Install a CUDA version of llama.cpp, llama-server and llama-bench on the Jetson Nano in one minute, compiled with gcc 8.5. Just type:
curl -fsSL https://kreier.github.io/llama.cpp-jetson.nano/install.sh | sh
If the path is not automatically adjusted, run export LD_LIBRARY_PATH=/usr/local/lib:$LD_LIBRARY_PATH or add this line permanently with nano ~/.bashrc to the end.
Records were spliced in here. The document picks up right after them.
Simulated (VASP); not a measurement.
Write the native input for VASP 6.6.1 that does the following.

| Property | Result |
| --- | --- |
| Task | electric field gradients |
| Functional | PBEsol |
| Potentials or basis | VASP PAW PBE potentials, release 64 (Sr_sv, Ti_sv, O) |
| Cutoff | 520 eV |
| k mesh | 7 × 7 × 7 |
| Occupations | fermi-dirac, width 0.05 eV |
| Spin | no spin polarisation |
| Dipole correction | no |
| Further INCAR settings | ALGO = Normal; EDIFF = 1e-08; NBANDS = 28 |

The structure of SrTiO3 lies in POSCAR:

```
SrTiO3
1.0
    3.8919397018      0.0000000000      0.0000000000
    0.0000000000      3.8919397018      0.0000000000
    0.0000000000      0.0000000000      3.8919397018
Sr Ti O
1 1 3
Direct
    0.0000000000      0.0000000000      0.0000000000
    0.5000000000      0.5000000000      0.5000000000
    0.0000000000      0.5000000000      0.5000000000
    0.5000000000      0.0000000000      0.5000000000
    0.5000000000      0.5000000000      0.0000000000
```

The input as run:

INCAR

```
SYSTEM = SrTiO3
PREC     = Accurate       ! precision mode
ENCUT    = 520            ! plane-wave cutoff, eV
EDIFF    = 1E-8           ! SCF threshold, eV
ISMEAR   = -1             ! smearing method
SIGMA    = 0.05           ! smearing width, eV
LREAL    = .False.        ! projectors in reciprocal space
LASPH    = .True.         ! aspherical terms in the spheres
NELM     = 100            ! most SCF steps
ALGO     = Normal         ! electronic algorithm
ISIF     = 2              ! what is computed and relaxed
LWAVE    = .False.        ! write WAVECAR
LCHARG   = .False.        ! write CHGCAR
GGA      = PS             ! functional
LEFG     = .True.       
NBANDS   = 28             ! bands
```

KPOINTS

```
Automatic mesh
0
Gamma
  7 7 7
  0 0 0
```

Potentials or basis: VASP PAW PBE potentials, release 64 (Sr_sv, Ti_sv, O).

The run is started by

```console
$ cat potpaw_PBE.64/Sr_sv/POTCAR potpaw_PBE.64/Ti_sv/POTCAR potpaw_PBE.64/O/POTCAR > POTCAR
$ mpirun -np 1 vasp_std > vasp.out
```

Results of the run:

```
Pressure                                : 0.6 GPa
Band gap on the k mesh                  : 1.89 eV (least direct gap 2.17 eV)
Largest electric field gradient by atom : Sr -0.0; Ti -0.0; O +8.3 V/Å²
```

An article on Medium from September 2021 describes the installation of PoCL 1.7 on the Jetson Nano. By 2024 version 6.0 is the latest one, but it’s not supported by PoCL. The reason is described here, and related to the old Ubuntu 18.04. That’s why the latest version that can be installed is PoCL 3.0. This has been done successfully in October 2022.
On “old” Jetson boards (TX2, Xavier NX, AGX Xavier & Nano), it is not possible to install recent PoCL version 5 because the OS is too old (Ubuntu 18.04) and it is complicated to install a recent version of the required Clang compiler (version 17). This is why on these specific boards we will install PoCL version 3. One of the main drawback is that there is no GPU 16-bit float support in this version 😔.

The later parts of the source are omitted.